(Bloomberg) -- Prosecutors in Cologne are preparing their first indictments in a tax-evasion probe involving some of the biggest names in finance that cost the German treasury billions of euros, according to people familiar with the matter.
Investigators are looking at the role of dozens of banks, brokerages, accounting companies, and law firms in the deals, and the cases involve hundreds of individuals, said the people, who declined to be identified because they’re not authorized to discuss the probe. The investigations include transactions handled by lenders including Barclays, Goldman Sachs Group, Bank of America Corp., Macquarie, and BNP Paribas, and initial indictments are likely as soon as this year, the people said.
The probe, which has been underway for about a half-decade, is picking up speed as several witnesses have agreed to cooperate. The Cologne team is working in parallel with prosecutors in Munich and Frankfurt, who last month charged six people, including former investment bankers at UniCredit SpA’s HVB unit in London. The Cologne investigators are focused on bankers in London because the tax office for non-residents is located in nearby Bonn.
For about a decade starting roughly 15 years ago, big banks helped investors exploit an interpretation of the tax code that seemed to allow two parties to claim ownership of shares and -- crucially -- the right to a refund of withholding taxes paid on dividends.
Scores of banks across Europe and U.S. participated on some level--doing the deals themselves, arranging them for clients by acting as custodians, issuing tax certificates, or financing transactions in the practice, which has come to be known as “Cum-Ex”--a Latin phrase that means “with-without,” a reference to the vanishing dividend payments in the trades. The practice is believed to have cost German taxpayers more than 10 billion euros ($11.6 billion).
The transactions involved short sales just before dividend time. Companies withheld taxes on dividends and custodian banks issued certificates that shareholders could redeem at the tax office in the event of an overpayment. In the short sales, the buyer’s bank also issued a certificate that could be redeemed for a full refund. Prosecutors say that in some instances, several parties may have been issued tax-refund certificates, multiplying the damage.

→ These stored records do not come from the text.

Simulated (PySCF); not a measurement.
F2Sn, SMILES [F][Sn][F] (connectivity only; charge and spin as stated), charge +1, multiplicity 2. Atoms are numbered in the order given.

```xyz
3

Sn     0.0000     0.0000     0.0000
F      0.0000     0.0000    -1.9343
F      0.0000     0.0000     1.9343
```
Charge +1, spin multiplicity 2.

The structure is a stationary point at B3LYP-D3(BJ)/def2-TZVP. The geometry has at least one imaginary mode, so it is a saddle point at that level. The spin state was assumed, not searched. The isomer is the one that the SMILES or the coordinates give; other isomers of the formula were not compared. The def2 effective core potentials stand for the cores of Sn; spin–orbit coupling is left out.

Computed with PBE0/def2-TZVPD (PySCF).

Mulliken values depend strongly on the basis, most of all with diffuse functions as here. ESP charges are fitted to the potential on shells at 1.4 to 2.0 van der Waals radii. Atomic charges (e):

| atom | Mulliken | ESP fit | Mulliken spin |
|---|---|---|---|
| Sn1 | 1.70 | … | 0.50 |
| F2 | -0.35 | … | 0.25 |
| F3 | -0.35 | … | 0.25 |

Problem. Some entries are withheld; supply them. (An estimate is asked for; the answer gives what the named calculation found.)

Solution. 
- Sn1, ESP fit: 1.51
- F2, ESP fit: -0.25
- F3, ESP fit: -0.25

Commerzbank, Deutsche Bank, German private lender M.M. Warburg & Co., and Clearstream Banking, the unit of Deutsche Boerse AG that settles trades, have acknowledged that transactions they were involved in are being investigated.
Deutsche Bank says it didn’t participate in cum-ex trades as a short seller or buyer, but was involved in some of its clients’ deals and that it’s cooperating with the authorities. Warburg says any trades it made were in line with the law. Goldman says it doesn’t know of any investigation against the bank or its employees. Clearstream says it’s cooperating with the prosecutors. The other banks declined to comment or didn’t respond to messages.
The Cologne team has settled cases with several banks and individuals, and others are seeking to cut deals with investigators on the current round of probes, but given the magnitude of the tax damage the prosecutors are reluctant to do so, one of the people said.
"Many banks have long started to explore the cum-ex subject internally," said Heiko Gemmel, a tax lawyer at Hogan Lovells in Dusseldorf, who advises client on the issue. "It’s high time now for those who haven’t to start. The noose is tightening."
Settlements, though, are inevitable because the justice system doesn’t have the capacity to try hundreds of suspects. While German law doesn’t allow for criminal charges against companies, prosecutors can add them as associated parties to probes of their employees and they can face substantial sanctions.
The Cum-Ex practice stopped after Germany reformed its tax code in 2012, and the debate centers on whether the trades were legal before that. Tax authorities accepted the tax certificates for years, and lawmakers did little to tighten the rules despite repeated warnings about abuse of the system. Once the tax authorities examined the matter more closely, they stopped paying out refunds and alerted prosecutors, triggering raids at banks and law firms, fights in tax court, and at least one bankruptcy.
The Cologne probe led to raids in 14 countries in 2014, and investigators have reviewed thousands of emails, voice mails and Bloomberg chat sessions used by traders. Their breakthrough came about last year when a handful of traders and advisers agreed to cooperate, giving details of how the deals were set up. This summer, the Bonn Regional Court is set to rule on whether the prosecutors can offer leniency to four key witnesses who are cooperating. The Bonn court, which will hear cases resulting from the probes, has beefed up capacity and added an extra chamber to handle an expected wave of charges.
Banks, funds and investors that participated in the trades relied on legal opinions from lawyers that said the transactions were allowed. But prosecutors say those documents oversimplified the matter, often leaving out key facts, and that it was clear that the transactions involved double-dipping on the refunds.
The prosecutors aim to look beyond the traders who handled the deals and go after higher-ups, who they say must have known what was happening and signed off on it. The transactions were huge, and banks typically require approval for deals of such magnitude.